Table 6. Geometric property results of aggregates in the mixture.

Aggregate Type	Gradation Type	SIa	FFa	AIa	TFa
Limestone	AC-13 coarse	2.302	0.791	1.038	0.971
	AC-13 target	2.338	0.790	1.039	1.078
	AC-13 fine	2.328	0.790	1.039	1.012
Round limestone	AC-13 coarse	2.221	0.808	1.017	0.849
	AC-13 target	2.246	0.808	1.016	0.938
	AC-13 fine	2.243	0.808	1.017	0.883
Basalt	AC-13 coarse	2.160	0.805	1.111	1.199
	AC-13 target	2.203	0.803	1.116	1.324
	AC-13 fine	2.184	0.803	1.116	1.244
Diabase	AC-13 coarse	2.252	0.797	1.080	0.934
	AC-13 target	2.290	0.796	1.082	1.033
	AC-13 fine	2.281	0.796	1.082	0.975
Gneiss	AC-13 coarse	2.149	0.811	1.144	1.455
	AC-13 target	2.197	0.808	1.148	1.591
	AC-13 fine	2.173	0.810	1.147	1.542

.

Table 6 shows that the average SI of aggregates in the mixture (i.e., SIa) and the average FF of aggregates in the mixture (i.e., FFa) have a small difference in values. The average AI of aggregates in the mixture (i.e., AIa) satisfies: gneiss > basalt > diabase > limestone > round limestone, while the order of the average TF of aggregates in the mixture (i.e., TFa) is: gneiss > basalt > limestone > diabase > round limestone.

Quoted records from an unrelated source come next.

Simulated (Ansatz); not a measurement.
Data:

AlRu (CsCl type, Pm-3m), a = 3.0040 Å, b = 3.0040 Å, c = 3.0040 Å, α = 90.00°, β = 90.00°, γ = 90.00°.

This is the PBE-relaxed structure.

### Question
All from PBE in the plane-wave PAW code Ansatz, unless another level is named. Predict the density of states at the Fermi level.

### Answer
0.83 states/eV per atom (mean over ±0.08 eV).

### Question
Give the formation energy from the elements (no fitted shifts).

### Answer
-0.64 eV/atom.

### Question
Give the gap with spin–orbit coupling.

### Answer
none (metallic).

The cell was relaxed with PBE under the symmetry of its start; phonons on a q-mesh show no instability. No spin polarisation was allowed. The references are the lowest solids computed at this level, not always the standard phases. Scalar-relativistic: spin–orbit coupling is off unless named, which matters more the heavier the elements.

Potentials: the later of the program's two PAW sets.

4.2. Statistical Correlations of MTD and MPD with Aggregate Geometrical Features

The correlations of MTD and MPD with the aggregate geometric characteristic parameters are shown in Figure 10.

Figure 10 shows that MTD and MPD are positively correlated with the average angularity index and the average texture factor. This is because the angularity property and surface texture of aggregate affect the degree of interlock of aggregate particles and the interaction between aggregate particles and asphalt binder. Aggregate with no abundant edges or corners and no obvious surface texture is more easily to be compacted to a dense state during the process, thus reducing the volume of air voids and making the surface macro-texture worse.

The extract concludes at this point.